Identify and assess the risks of material misstatement of the financial statements, whether due to fraud or error, design and perform audit procedures responsive to those risks, and obtain audit evidence that is sufficient and appropriate to provide a basis for our opinion. The risk of not detecting a material misstatement resulting from fraud is higher than for one resulting from error, as fraud may involve collusion, forgery, intentional omissions, misrepresentations, or the override of internal control.

• Obtain an understanding of internal control relevant to the audit in order to design audit procedures that are appropriate in the circumstances. Under section 143(3)(i) of the Companies Act, 2013, we are also responsible for expressing our opinion on whether the company has adequate internal financial controls system in place and the operating effectiveness of such controls.

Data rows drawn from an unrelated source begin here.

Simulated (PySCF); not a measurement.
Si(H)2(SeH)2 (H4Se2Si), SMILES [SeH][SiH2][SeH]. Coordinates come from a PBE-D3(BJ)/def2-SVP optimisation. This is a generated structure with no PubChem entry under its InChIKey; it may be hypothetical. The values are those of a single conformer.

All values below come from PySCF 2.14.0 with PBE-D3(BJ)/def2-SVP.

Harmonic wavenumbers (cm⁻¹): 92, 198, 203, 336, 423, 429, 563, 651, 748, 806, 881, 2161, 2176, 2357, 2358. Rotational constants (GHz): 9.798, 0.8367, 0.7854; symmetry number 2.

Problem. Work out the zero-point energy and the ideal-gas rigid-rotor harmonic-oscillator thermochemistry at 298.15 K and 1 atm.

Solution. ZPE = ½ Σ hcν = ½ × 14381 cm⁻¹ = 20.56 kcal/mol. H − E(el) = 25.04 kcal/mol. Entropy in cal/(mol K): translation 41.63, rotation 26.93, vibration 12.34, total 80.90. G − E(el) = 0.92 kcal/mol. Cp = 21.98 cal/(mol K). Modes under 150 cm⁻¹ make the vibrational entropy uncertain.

• Evaluate the appropriateness of accounting policies used and the reasonableness of accounting estimates and related disclosures made by management.

• Conclude on the appropriateness of managements use of the going concern basis of accounting and, based on the audit evidence obtained, whether a material uncertainty exists related to events or conditions that may cast significant doubt on the Companys ability to continue as a going concern. If we conclude that a material uncertainty exists, we are required to draw attention in our auditors report to the related disclosures in the financial statements or, if such disclosures are inadequate, to modify our opinion. Our conclusions are based on the audit evidence obtained up to the date of our auditors report. However, future events or conditions may cause the Company to cease to continue as a going concern.

Evaluate the overall presentation, structure and content of the financial statements, including the disclosures, and whether the financial statements represent the underlying transactions and events in a manner that achieves fair presentation.

We communicate with those charged with governance regarding, among other matters, the planned scope and timing of the audit and significant audit findings, including any significant deficiencies in internal that we identify during our audit.

We also provide those charged with governance with a statement that we have complied with relevant ethical requirements regarding independence, and to communicate with them all relationships and other matters that may reasonably be thought to bear on our independence, and where applicable, related safeguards.

Report on Other Legal and Regulatory Requirements

1. As required by the Companies (Auditors Report) Order, 2020 issued by the Central Government of India in terms of sub-section (11) of Section 143 of the Act (hereinafter referred to the "Order"), and on the basis of such checks of the books and records of the Company as we considered appropriate and according to the information and explanations given to us, we give in the Annexure-1 a statement on the matters specified in paragraphs 3 and 4 of the Order.

2. As required by section 143(3) of the Act, based on our audit we report that: a) We have sought and obtained all the information and explanations which to the best of our knowledge and belief were necessary for the purpose of our audit.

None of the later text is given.